Anyone can tell you about current affairs, the trick is to know how current events affect future events. For example, when Gordon Brown sold half of England's gold in 1999, people were saying the end of gold was near. Of course it was the opposite, in part because central banks were exhausting their inventory to suppress prices in the future. Short-term bearish, long-term bullish. This was the setup for higher gold prices. At the time, the global economy was doing fine and stocks in America were booming. Anyone could have told you this. But how many people were predicting that gold was going to rocket launch? How many people saw the future trends?

Now let me bring this back to stocks. Even people who can't spell economics know about the sovereign debt crisis now. Everyone knows about the S&P downgrade. So why is everyone getting bearish now? The debt crisis was obvious before. What I do as an investor is look to the future, not to the present, and certainly not to the past.

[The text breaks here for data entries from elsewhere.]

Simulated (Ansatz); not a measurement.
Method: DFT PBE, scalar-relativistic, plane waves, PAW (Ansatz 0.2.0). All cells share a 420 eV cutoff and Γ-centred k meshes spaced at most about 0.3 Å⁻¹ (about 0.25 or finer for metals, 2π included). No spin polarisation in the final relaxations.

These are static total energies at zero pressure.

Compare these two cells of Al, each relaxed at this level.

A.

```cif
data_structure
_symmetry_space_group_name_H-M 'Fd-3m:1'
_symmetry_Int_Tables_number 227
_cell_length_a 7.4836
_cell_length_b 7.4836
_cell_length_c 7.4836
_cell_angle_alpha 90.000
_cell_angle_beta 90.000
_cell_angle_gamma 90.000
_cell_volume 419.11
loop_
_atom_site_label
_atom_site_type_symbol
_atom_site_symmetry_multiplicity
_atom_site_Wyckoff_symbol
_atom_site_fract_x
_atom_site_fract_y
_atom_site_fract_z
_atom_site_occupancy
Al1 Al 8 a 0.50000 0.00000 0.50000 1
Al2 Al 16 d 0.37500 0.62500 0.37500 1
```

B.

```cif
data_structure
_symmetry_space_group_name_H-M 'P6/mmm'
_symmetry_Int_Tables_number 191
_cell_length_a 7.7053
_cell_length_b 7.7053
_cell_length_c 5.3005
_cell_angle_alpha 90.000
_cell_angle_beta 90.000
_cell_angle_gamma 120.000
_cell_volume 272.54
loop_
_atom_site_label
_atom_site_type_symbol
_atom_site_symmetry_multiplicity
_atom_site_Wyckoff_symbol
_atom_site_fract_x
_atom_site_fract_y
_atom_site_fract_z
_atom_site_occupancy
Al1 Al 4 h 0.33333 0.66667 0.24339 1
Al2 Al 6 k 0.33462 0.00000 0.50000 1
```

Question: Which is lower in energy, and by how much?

Anyway, think of bond purchases as “sells” on stocks. The two markets compete with each other for capital; institutional investors have been conditioned to buy Treasuries on any perceived weakness in stocks. If we all agree that there is a global debt crisis and that America is in trouble, then we also agree that people will eventually sell U.S. government bonds. And if people sell bonds, they need to put their money somewhere, especially since the sell in bonds will be triggered by inflationary forces.

Short-Term Bond Market Manipulation

Recently, The Bank of New York started charging institutional clients for large deposits. In my opinion, this is a ploy to get money back into Treasuries. There will be all type of shenanigans- some obvious, some not so obvious- to get a steady flow of capital into the bond market. In the short run, these shenanigans work; in the long run, these shenanigans are bound to fail.

The collapse in bonds is going to happen, so don't get lulled to sleep by the current rally. Bonds are a huge bubble, and on a relative basis, money should be invested in stocks over bonds. Period. This is just the setup. All of this will make sense in a couple of years.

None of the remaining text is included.